Allan Sharlin Memorial Award
Sharlin Award Recipients, 1984-1994
Students who received the Sharlin award during the past ten years have told
us in their own words what the fellowship meant to them.
Note: This text was written in 1993. For descriptions of more recent fellows'
dissertation research, please see Sharlin listings on the "Past
Fellows at the Institute of International Studies" page.
1984-1985
Mark Steinberg
Assistant Professor, Department of History, Yale University
As a historian, receiving the award did much to encourage me to think seriously
and creatively about the interdisciplinary study of society, especially across
the boundaries between social science and the humanities. Tangibly, the award
helped support my work on my dissertation, based on research in the Soviet
Union, which I have since much revised and published as Moral Communities: The
Culture of Class Relations in the Russian Printing Industry, 1867-1907
(University of California Press, 1992). Also based on this work is "Culture and
Class in a Russian Industry: The Printers of St. Petersburg, 1860-1905,"
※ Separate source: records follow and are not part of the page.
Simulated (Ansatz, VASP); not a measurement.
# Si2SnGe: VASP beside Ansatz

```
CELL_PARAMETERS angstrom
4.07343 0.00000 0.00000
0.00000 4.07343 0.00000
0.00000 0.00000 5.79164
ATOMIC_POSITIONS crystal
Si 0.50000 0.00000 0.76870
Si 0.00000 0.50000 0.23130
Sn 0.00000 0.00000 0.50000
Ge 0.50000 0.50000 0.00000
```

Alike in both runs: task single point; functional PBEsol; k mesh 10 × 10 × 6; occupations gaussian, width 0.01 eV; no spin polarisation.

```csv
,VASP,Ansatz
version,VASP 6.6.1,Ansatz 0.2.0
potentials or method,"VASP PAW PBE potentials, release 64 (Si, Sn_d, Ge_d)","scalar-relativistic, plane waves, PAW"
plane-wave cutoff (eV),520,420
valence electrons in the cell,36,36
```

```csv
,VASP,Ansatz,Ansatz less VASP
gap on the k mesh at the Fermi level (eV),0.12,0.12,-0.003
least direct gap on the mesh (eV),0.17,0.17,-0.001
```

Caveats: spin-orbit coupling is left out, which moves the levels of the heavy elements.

Journal of Social History (Spring 1990). My current research on working-class
intellectuals in Russia from 1907 to 1927 remains committed to principles of
interdisciplinary and theoretically-informed empirical work that the Sharlin
grant encouraged.
Since 1989 I have been an assistant professor in the Department of History at
Yale, following two years in the Department of History at Harvard. In addition
to teaching courses on nineteenth- and twentieth-century Russia and on methods
of social and cultural history, I am Director of Undergraduate Studies in
Russian and East European Studies. Besides continuing my study of working-class
intellectuals in revolutionary Russia, I am also preparing, together with a
Russian scholar, a collection of archival documents on the Russian
revolution.
1984-1985
Patrick Galloway
Associate Specialist, Department of Demography, University of California at
Berkeley
The Sharlin Award provided some of the financial support I needed to pursue
my research on the relationship between annual variations in vital events, living
standards, and weather in pre-industrial Europe. This research was incorporated
into my dissertation, from which I was able to publish a number of articles.
Today I am engaged in research concerning the demographic transition in Germany
and the demographic reconstruction of populations in pre-industrial Europe.
1985-1986
Laird Boswell
Department of History, University of Wisconsin at Madison
The Allan Sharlin Memorial Award provided me with crucial funding for the
writing-up stage of my dissertation on "Rural Communism in France, 1920-1939:
The Example of the Limousin and the Dordogne." I had recently returned from two
years of research in France and found myself quickly bogged down working as a
teaching assistant with little time to write. Thanks to the award, I was able
to devote myself full time to writing, and it was as a Sharlin Fellow that I
completed the first two chapters of the thesis. I defended the dissertation in
June of 1988 and have since published an article summarizing some of the
arguments in the Journal of Interdisciplinary History (Spring 1993).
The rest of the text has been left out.